I know yesterday I began with a list of things to be thankful about, but today, in the spirit of facing the firing squad, I will list the things which are driving me crazy. I will do this because it is becoming clearer that I will be facing those things for the full 45 days and so might as well not hope for better, but square my shoulders for the heavy load.
As it is highly unlikely that we will have our house any sooner than December 31st, we are beginning to look more closely at living options for that month. Here they are:
Live in the on post hotel at thirty dollars a day for a total of nine hundred dollars lost.
Live with friends in their rental house, the size of which we do not know, the wife being a person whom Keith and I try to see as little as possible of under normal circumstances and whose hygiene habits are, for lack of a better word, off putting.
Live in an empty rental house at a cut rate with nothing but what we have with us now.
Commute several hours from Indiana while continuing to play relative roulette.
The latter will not happen, though it has been tossed around a little. I really have no idea right now what will happen. But speaking of the latter, let's look at that a little more closely, shall we?

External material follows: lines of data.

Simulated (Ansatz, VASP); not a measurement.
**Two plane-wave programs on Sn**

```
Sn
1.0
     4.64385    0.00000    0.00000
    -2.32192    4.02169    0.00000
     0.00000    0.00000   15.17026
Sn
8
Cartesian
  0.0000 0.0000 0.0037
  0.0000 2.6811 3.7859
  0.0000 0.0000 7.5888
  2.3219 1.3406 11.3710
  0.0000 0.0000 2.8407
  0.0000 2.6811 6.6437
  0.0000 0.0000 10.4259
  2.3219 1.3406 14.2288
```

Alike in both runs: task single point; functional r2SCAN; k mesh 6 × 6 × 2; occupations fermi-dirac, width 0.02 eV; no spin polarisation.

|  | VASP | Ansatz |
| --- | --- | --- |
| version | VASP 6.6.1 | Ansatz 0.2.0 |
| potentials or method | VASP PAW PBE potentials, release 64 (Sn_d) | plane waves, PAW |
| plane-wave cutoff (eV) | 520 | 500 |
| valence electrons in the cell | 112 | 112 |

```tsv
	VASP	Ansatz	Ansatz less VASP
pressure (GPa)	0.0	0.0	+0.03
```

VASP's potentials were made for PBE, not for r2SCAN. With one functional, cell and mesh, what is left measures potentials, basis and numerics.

Right now, I have laundry in process at two different houses. My PJs are at one, my shampoo at another. Between each is a forty minute drive which is agonizing on my back. I live on a constant diet of Ibuprofen. At only one house do we have an actual room to sleep in and boy am I grateful for it.
At the other house, we sleep in the living room and the last time we did, complete strangers came in at six o'clock in the morning. There is nothing like waking from sleep on a strange couch in one's PJ's by strange people coming in the front door and flicking on the lights.
At that house there is no Internet or books. I cannot go to the library, as I do not have an address. I cannot cook, as I do not have a kitchen. I cannot rest, as I do not have a room.
Right now we are closing up shop at this house, the most comfortable by far, to spend another few days at the one I just described. After those few days, we will go to a friend's house and spent the weekend there. Sheer agony, as I have only just met the wife for a few moments a few days ago.
Now we will be jettisoned into the suprising intimacy of bathrobe and toothbrushes on display. No doubt we will sleep in the living room and be under the curious scrutiny of their six year old.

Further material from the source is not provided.